The stand was a calm but magnetic presence among the visual noise of the fair. Visitors were drawn into a more intimate space, where Drysdale’s porcelain forms seemed to hum with the subtle energies of the Australian landscape. Her newest series, Breakaway Series III, stood at the centre of the presentation. These vessels, both delicate and resilient, carried on their surfaces intricate networks of colour and line—evocative of dry riverbeds, ancient rock formations, and the tracery of native flora. The muted ochres, greens, deep blues and iron reds spoke to a profound sensitivity to the Australian environment, not in a didactic or literal way, but through a language of abstraction that felt both contemporary and timeless.
Drysdale’s surfaces are never simply decorated; rather, they are etched, incised, and layered. In works such as Irribiddy Well and Pincushion Protea, she used techniques that require an extraordinary level of technical mastery: carving through layers of coloured glaze and manipulating the porcelain so that it seems at once fragile and enduring. Each mark tells a story—of place, of memory, of belonging. Yet her pieces never rely on narrative alone. They possess an internal rhythm, a formal beauty, that allows them to stand independently as sculptural objects.

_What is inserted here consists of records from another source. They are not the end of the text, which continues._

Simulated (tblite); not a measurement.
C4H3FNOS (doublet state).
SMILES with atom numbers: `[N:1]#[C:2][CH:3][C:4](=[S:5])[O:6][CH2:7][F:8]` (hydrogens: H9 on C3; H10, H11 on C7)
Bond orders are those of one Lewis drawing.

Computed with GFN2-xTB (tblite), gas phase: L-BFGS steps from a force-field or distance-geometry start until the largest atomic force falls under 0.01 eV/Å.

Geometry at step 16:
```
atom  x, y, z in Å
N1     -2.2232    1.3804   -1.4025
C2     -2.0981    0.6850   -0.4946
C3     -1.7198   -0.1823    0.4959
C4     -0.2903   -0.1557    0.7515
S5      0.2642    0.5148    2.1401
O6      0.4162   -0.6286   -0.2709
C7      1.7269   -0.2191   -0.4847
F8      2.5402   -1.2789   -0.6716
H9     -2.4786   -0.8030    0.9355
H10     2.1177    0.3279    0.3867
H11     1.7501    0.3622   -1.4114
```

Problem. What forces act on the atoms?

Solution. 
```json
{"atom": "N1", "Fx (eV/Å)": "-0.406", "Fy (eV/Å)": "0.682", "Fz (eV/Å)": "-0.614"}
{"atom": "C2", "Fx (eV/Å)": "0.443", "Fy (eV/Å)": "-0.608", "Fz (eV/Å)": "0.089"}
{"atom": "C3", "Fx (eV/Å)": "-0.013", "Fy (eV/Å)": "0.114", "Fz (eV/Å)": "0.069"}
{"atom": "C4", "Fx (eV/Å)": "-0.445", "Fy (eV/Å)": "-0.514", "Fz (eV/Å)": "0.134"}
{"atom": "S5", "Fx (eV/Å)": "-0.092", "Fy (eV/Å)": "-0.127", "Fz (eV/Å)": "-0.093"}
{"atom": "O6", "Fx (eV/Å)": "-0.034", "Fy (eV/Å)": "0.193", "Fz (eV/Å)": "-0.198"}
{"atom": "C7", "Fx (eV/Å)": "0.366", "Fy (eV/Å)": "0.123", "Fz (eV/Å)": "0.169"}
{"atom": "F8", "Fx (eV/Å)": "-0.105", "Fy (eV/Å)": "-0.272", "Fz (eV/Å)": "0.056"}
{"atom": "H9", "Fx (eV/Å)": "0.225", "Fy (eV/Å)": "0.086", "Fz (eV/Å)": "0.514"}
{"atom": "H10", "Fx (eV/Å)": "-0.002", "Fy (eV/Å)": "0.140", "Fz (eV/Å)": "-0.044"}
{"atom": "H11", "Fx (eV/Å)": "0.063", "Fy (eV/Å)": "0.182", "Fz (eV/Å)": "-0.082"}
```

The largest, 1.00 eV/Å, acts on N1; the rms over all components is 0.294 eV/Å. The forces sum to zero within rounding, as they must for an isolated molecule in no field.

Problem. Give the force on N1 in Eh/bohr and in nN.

Anchoring the booth was Drysdale’s Geode Collection, a 24-piece installation that unfolded like a geological story across the display surface. Each form, modest in scale but powerful in presence, built upon the last, creating a sense of movement through time and place. Together, they suggested a series of moments captured from the shifting earth—miniature monuments to the complexity and transience of nature. The arrangement invited viewers to slow down, to walk the line of the display, to encounter each piece individually and as part of a larger, evolving whole.
While the surfaces and forms paid tribute to Australia’s deserts, coastlines, and woodlands, the emotional weight of Drysdale’s work came from its sense of memory—how landscapes are not just places we pass through but are etched into who we are. Remembered Landscapes was less about topography and more about experience: the feeling of hot wind against skin, the long quiet of an empty plain, the shimmer of distant salt lakes. In this way, Drysdale’s ceramics were less souvenirs of place and more acts of translation, bringing the intangible aspects of the land into tangible, physical form.

Sabbia Gallery’s decision to present Drysdale alone—without a clutter of competing artists—allowed for a deep, undistracted engagement with her work. The restraint of the curation mirrored the discipline in Drysdale’s own practice. It gave viewers space to experience the emotional resonance of the pieces, to appreciate the technical virtuosity behind their making, and to reflect on the connections between land, art, and memory.
In the context of the Melbourne Art Fair, often a high-energy environment of competing visual stimuli, Sabbia’s stand offered something rare: a space for contemplation. Through Pippin Drysdale’s remarkable ceramics, the booth became an oasis, a place where viewers could reconnect not just with contemporary Australian art, but with the deeper landscapes that shape it.

Drysdale’s showing was a reminder that ceramics, often dismissed as a minor form, can carry the same conceptual and emotional weight as painting or sculpture. Her vessels were not merely beautiful objects but acts of cultural memory, reframed and reimagined for a contemporary audience. Sabbia Gallery’s presentation was a masterclass in how quiet, focused curation can leave a lasting impression.